Many of you may remember back in the day when we held a competition called IronFlash. The idea was to give a group of teams an afternoon to come up with the coolest thing they could in Flash. They were allowed to bring in media assets acquired the day before. Each year we ran this, more and more teams weren't able to get a project running before time was up. This problem corresponded directly to the increased complexity of Flash over time. The release of AS3 essentially killed this event and many others like it. 

At our FlashinTO user group meetings during the Flash 6 days, it was common to have a group of people sitting around trying out code ideas and working together to build a project. This doesn't happen any more. Now we see a divide between "those who can code" and "those who want to be able to code", where the latter are not confident enough in their skills to even think about public coding.

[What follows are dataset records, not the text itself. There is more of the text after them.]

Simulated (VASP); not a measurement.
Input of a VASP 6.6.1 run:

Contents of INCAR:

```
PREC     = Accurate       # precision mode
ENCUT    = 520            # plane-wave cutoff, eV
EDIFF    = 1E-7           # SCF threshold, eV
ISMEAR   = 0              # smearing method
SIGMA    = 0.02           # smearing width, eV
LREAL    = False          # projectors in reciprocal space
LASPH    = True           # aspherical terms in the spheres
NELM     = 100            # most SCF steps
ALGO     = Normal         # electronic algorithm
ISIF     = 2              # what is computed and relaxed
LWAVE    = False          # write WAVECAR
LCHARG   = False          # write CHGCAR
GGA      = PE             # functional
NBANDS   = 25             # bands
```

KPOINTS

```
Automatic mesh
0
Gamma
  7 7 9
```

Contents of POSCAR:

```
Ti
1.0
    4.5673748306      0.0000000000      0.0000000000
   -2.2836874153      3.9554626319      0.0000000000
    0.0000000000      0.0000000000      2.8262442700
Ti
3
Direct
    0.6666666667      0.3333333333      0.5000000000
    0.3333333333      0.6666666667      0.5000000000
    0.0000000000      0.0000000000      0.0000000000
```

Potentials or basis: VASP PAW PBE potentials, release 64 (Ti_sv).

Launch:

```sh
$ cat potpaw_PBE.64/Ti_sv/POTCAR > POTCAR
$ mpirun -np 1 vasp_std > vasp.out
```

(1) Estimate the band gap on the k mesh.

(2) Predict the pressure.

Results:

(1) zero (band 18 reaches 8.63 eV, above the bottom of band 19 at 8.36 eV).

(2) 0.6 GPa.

The Flash crew at Adobe have acknowledge this divide. The Flash community is split between the uber coder and the dabbler, the enterprise developer and the banner designer. There are also lots of people somewhere in between. This is a challenge that Adobe needs to resolve.

In the meantime, Ted Patrick has just released two libraries that help achieve this simplification. Of course in his comments some have made it clear that they think these libraries are a bad idea for numerous coder-centric reasons. But I can see how these would be great for many of the developers I encounter on a regular basis.

Tubes is a simple messaging system for targeting instance names or broadcasting messages to all listeners in the application. The most interesting project however is FDOT. Ted has gathered a bunch of great projects into the FDOT library and then put simple wrappers around those. An example given is:

Load.json( 'test.json' , load , { method:'post', data:{ a:1 } } );

This loads a json file, defines a callback handler and sets the parameters. Super easy. You can also do load.text, load.swf, load.image, etc. They all work the same way.

I really hope this ideal of simplicity continues to push through Adobe. I love AS3 and I think the deep capabilities it gives to developers are awesome. But I also miss the days when someone could pick up programming in Flash in a few days or weeks vs a few months or years. Flash needs to be both of these things. I think Ted is on the right path here and I expect to see good things in the future as a result.